CHESAPEAKE
After the skies cleared this weekend, residents of the high-end Culpepper Landing neighborhood in Deep Creek breathed a sigh of relief. But then the water kept on rising.
“It didn’t recede until way after the rain,” said Corey Snowden. He and his wife, Amanda, have been stranded in their home since Saturday, with water still high Tuesday afternoon, spilling from the street onto their front lawn.
Three days after Hurricane Matthew dumped more than 12 inches of rain on parts of Hampton Roads, flooding in Deep Creek is expected to continue.
That’s because just south of the area, water is spilling over from the Great Dismal Swamp and Deep Creek Canal. Lake Drummond in the swamp is a half-foot over “critical level,” according to Public Works Director Eric Martin.
That means the water bypasses control structures, flows into a feeder ditch to the canal and coats the entire swamp. Since the lake just “topped out,” the massive water flow should continue for several days, Martin said in a post on the neighborhood website NextDoor.
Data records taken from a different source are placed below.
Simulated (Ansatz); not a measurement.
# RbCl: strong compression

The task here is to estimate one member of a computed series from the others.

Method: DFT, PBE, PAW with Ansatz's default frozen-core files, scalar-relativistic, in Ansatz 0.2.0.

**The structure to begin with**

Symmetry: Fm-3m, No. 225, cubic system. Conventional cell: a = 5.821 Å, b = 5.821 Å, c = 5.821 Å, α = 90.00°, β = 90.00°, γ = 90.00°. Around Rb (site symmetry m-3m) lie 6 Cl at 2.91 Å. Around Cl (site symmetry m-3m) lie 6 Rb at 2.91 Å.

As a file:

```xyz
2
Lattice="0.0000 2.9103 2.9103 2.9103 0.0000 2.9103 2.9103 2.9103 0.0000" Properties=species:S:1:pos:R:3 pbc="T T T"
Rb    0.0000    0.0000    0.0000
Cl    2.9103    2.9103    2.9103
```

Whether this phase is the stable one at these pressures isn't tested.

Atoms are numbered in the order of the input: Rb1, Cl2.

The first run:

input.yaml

The city is pumping in these neighborhoods, “but this has limited effect given the volume of inflowing water,” he wrote. Floodgates have been open for days, and the Army Corps of Engineers has also installed hundreds of sandbags along the Deep Creek Lock for added protection.
On Tuesday afternoon in Culpepper Landing, deserted muddy cars still sat on medians and side streets, while pools of water collected in many areas, fish swimming in some.
Samuel Sands walked down Mill Creek Parkway with a backpack, toward his townhome at the back of the neighborhood. He had just checked on his car, which he abandoned Saturday after it stalled.
The water Tuesday was “still too much for a tow truck,” Sands said, shaking his head. He said he lived in southern Florida through Hurricane Andrew in 1992 but feels more stranded by this storm.
“I’m living on an island,” he said.
He and other homeowners said they were shocked by the flooding because they were told Culpepper Landing was not in a flood zone when buying their homes.
“I’m very upset,” said Soyrorian McLendon, who returned Monday from a weekend away to see neighbors canoeing to get around. “We’re just glad it didn’t flood our homes, and thank God it stopped raining.”
Tim Culpepper of Robinson Development Group, which built the subdivision, said the area is not a flood zone and the developer was “caught completely off guard.”
“It’s been awful,” he said. “It’s unlike anything I have ever seen.”
Culpepper said the development’s drainage – designed to accommodate even once-a-century rain events – flows into the Deep Creek Canal. So for the flooding to subside, water levels must go down in the canal.
The high water mark for the development was late Sunday into early Monday, he said.
Debby Unger spent part of Tuesday sweeping up mud and other debris that had settled in front of her home on Towhee Lane.
She and her husband, Charlie, also lived in Florida during Hurricane Andrew, so they prepared by putting items in their garage up high.
Still, “it was really kind of scary” to see the rain reach about 5 inches up the garage wall, Debby Unger said.
City officials urge homeowners to report hurricane-related damage to the city’s customer contact center by calling 757-382-2489 by 5 p.m. Wednesday so officials can factor it into their presidential disaster declaration.
To qualify for federal assistance, the city must meet a “threshold” of $802,174 in damages, officials told the City Council at a work session Tuesday.